ANKARA (Reuters) - Turkey will continue to buy natural gas from Iran in line with its long-term supply contract, Turkey’s energy minister said on Wednesday, a day after U.S. President Donald Trump threatened that anyone trading with Iran will not do business with America.
NATO member Turkey is dependent on imports for almost all of its energy needs and Iran is a key supplier of Ankara’s natural gas and oil purchases. While the Turkish refiner Tupras has already cut back on oil shipments from Tehran, a complete halt of energy imports would be near impossible.
Energy Minister Fatih Donmez told A Haber broadcaster that he expected Ankara’s talks with Washington on the issue to yield a positive outcome.
“A delegation of ours is in the United States right now and negotiations are being held on a series of matters including the sanctions issue,” Donmez told broadcaster A Haber. “I think a good outcome will emerge from this dialogue.”
A Turkish delegation is visiting Washington this week to discuss growing friction between the NATO allies, according to reports on Tuesday, while Washington said the two countries remained at odds on its core demand that Ankara free American evangelical pastor Andrew Brunson.
Donmez said Turkey’s long-term supply contract with the Islamic Republic was valid until 2026 and Ankara was set to buy the 9.5 billion cubic meter of the contract amount. “We will be continuing this trade as we can’t possibly leave our citizens in dark,” he said.
Nearly 40 percent of Turkey’s electricity production is sourced with natural gas.
U.S. President Donald Trump pulled out of a 2015 deal to curb Iran’s nuclear program and said firms doing business with Tehran would be barred from the United States, as new U.S. sanctions against Iran took effect on Tuesday.
The sanctions target Iran’s purchases of U.S. dollars, metals trading, coal, industrial software and the auto sector and did not include Iran’s oil exports, but global oil prices rose on Tuesday in anticipation.
U.S. sanctions on Iran’s energy sector are set to be re-imposed after a 180-day “wind-down period” ending on Nov. 4.
“Anyone doing business with Iran will NOT be doing business with the United States,” Trump tweeted on Tuesday.
Turkey’s biggest oil importer Tupras has cut back purchases of Iranian crude since May, and analysts say Tupras is likely to stick to lower volumes in coming months.
Donmez described the sanctions as “unilateral”.

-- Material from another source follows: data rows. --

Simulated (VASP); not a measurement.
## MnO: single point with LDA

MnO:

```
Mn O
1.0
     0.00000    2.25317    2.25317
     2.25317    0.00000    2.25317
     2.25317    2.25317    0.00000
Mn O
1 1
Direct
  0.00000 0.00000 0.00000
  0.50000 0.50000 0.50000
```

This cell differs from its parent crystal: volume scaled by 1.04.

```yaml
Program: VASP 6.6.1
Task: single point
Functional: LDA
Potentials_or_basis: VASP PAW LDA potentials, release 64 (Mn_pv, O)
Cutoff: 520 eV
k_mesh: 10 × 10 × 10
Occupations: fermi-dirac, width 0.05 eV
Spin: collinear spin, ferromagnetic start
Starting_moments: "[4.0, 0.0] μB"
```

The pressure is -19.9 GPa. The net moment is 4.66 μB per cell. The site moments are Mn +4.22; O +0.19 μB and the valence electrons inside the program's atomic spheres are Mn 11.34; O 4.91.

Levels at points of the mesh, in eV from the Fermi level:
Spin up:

“Even European Union (EU) is extremely annoyed by this. We are conducting legitimate trade here,” he said. “And this is important for us in terms of supply security as well.”
Pulling out of the 2015 Iran agreement, Trump has ignored pleas from the other world powers that had co-sponsored the deal, including Washington’s main European allies Britain, France and Germany, as well as Russia and China.
European countries, hoping to persuade Tehran to continue to respect the deal, have promised to try to lessen the blow of sanctions and to urge their firms not to pull out. But that has proven difficult: European companies have quit Iran, arguing that they cannot risk their U.S. business.